Seesawing between the two time periods, the play opens in the late ‘70s during a debilitating heat wave, with unmarried Jill (Helena Wilson) — who has remained in the home with their declining mum — awaiting the arrival of two of her siblings, Ruby (Ophelia Lovibond) and Gloria (Leanne Best). A fourth sister, Joan (also played by Donnelly, transformative), left home for a recording career in the U.S. and has been estranged from the family for the past two decades. What led to the family split, and the question of Joan’s uncertain return, hover over the proceedings as the disappointed daughters exchange memories, grievances, and grief.
Designer Rob Howell has created a revolving playing space depicting, on one side, the guest house’s public parlor — featuring Veronica’s desperate efforts to attract customers (a broken jukebox, a faded Tiki bar) — and on the other, the family’s private kitchen. But looming large (and hauntingly lit by Natasha Chivers), Howell has also added a dark, foreboding, multi-storied structure featuring a series of long staircases leading to guest rooms named after U.S. states, another reminder of American dreams.
But flashbacks to happier times reveal a family of resilience, humor and pluck as well as a wily and resourceful mother raising her daughters alone, determined to have them escape the dead-end life in the English seaside town of Blackpool and the fading guest house she runs (and where the family lives), erroneously named The Seaview.
But times and tastes have changed, and only one daughter has fled their declining hometown for the illusionary freedom of the golden state, as promised in the Johnny Mercer song they sing — and which gives the play its title (“The hills of California are waiting for you”).
Music for the Webbs is more than a means of potential independence; it is a refuge, too, as Veronica tells her young daughters: “A song is a place to be… somewhere where you can live… and where you can go anywhere.”
Some may recognize echoes of “Gypsy” — coincidentally, soon to be revived just down 44th Street. After all, both stories feature stage mothers who are forces of nature, though Veronica’s girls are not stand-ins for her own thwarted dreams. Still, in their driven pursuits to make a star of each of their girls, both mothers make shocking moral choices that upend relationships.
Though the play received positive reviews for its West End premiere earlier this year, Butterworth has since streamlined the work, especially its overpacked ending — and all for the better, making it more efficient and satisfying.

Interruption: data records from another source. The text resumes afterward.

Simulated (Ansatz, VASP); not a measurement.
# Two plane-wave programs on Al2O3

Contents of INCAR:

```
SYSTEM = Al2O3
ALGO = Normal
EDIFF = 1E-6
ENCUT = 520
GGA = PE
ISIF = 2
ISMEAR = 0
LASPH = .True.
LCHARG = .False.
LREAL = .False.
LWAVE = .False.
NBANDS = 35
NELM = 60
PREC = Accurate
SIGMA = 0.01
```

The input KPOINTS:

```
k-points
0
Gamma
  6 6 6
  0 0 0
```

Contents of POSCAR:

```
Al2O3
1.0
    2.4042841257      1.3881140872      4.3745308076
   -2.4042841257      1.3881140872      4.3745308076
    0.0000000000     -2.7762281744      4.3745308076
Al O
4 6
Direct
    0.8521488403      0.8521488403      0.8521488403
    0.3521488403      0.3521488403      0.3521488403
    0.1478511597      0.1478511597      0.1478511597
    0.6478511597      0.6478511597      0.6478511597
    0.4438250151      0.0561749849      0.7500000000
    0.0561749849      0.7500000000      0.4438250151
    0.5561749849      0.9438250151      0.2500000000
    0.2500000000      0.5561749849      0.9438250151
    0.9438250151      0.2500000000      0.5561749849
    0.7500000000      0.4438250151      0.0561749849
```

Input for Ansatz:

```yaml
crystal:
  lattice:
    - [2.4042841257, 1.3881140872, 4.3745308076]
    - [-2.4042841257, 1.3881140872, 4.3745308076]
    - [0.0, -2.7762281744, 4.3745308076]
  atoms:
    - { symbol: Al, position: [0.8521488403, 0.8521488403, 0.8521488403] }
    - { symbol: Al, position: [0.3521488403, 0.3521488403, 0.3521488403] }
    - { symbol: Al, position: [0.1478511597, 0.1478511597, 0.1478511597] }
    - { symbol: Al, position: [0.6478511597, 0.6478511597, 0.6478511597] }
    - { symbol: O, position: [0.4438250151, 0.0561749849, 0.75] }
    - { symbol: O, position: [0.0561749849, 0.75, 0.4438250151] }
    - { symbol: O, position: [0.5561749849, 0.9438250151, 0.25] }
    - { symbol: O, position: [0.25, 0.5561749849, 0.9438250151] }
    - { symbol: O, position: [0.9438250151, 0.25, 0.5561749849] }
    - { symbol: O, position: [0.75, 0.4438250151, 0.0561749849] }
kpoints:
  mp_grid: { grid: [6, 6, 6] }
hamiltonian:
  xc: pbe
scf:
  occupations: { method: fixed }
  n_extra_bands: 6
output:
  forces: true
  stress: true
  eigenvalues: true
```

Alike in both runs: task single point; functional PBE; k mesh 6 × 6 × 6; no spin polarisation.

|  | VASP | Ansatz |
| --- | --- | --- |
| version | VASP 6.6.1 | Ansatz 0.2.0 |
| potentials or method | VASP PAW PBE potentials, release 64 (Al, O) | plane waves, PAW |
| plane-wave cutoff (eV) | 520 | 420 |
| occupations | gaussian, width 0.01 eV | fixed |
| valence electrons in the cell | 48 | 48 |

The focus, however, still remains on the women and their stories, and the show still offers substantial and complex roles for actresses. The men here are more peripheral characters that illuminate or comment on the women’s world: a male lodger to demonstrate Veronica’s strength; another with showbiz connections to provide a plot turn; a piano tuner for exposition, and Gloria and Ruby’s accommodating husbands to reflect their marriage dynamic. (Two briefly seen children, however, are superfluous characters that only further extend the substantial running time.)
As in “The Ferryman,” Mendes once again guides a finely-tuned ensemble cast. Wilson’s Jill shows more beneath the surface than her dutiful persona suggests; Lovibond gives a sad subtext to radiant Ruby, the peacekeeping sister who is prone to panic attacks; and in Best’s sharp-tongued Gloria, there’s no disguising that daughter’s long simmering resentments and deep wounds.
Also cooly nuanced is David Wilson Barnes as the show biz agent. The younger versions of the women (Nancy Allsop, Nicola Turner, Sophia Ally) all sparkle with exuberance and talent, while Lara McDonnell, as the younger incarnation of Joan, is especially riveting, deftly signaling this sly, rebellious and self-possessed daughter’s exceptionalism, and making it clear she is not only Veronica’s favorite but her mirror.
But it is Donnelly — who scored a Tony nomination for “The Ferryman” — and her dual roles here that ground the play and give it its resonance. Her adult Joan is the perfect picture of one of the lost dreamers of Laurel Canyon — one possessing deliciously languid humor. As Veronica, Donnelly is richly layered: loving, chilling, and heartbreaking as she ultimately reveals a mother’s disturbing desperation, leading to a tragic end when dreams and realities collide into a song in which no one wants live.